Superoxide dismutase-inspired carbon cathode with mesoporous channels and Fe/Mn dual-atom sites has been proposed for accelerating sulfur redox kinetics. The Fe sites act as redox-active centers, directly mediating electron transfer through a reversible Fe²⁺/Fe³⁺ cycle to drive efficient polysulfide interconversion. Complementally, Mn regulates the catalytic process via stabilizing the architecture and transferring Li⁺, which resulted in enhanced battery performance.

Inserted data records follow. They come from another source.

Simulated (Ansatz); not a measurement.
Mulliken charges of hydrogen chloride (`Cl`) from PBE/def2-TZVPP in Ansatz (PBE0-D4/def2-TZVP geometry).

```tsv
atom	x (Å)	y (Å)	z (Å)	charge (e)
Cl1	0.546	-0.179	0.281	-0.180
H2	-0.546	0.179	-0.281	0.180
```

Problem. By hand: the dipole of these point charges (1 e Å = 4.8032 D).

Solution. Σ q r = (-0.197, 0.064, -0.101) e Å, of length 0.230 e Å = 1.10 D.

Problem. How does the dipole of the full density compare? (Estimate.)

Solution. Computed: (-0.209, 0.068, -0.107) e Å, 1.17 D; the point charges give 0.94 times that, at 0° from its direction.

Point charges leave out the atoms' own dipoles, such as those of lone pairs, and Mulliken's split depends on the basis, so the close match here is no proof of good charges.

The sluggish sulfur redox kinetics and severe polysulfide shuttling significantly hinder the practical performance of lithium–sulfur batteries (LSBs). While single-atom catalysts have shown promise in capturing and catalyzing sulfur species, their catalytic activity still requires further enhancement for real-world applications. Inspired by natural superoxide dismutase, which utilizes dual-atom catalytic sites and a synergistic mechanism for rapid substrate conversion, a bioinspired Fe/Mn dual-atom catalyst (FeMn-DAC) anchored on nanochannel-decorated carbon to improve sulfur redox kinetics and enable high-performance LSBs is developed. Experimental results reveal that LSBs equipped with FeMn-DACs electrocatalyst exhibit the fastest nucleation (369.3 mAh g⁻¹) and dissolution (226.3 mAh g⁻¹) kinetics of Li₂S. The battery demonstrates outstanding rate performance, delivering a reversible capacity of 670 mAh g⁻¹ at 2.0C, coupled with an ultralow capacity decay rate of 0.09% over 500 cycles. Even under high-sulfur loadings of 2.79and 3.67 mg cm⁻², the FeMn-DACs-based cathodes achieve excellent area capacities of 2.06 and 2.69 mAh cm⁻², respectively. This work provides a new perspective for designing advanced DACs tailored for LSBs.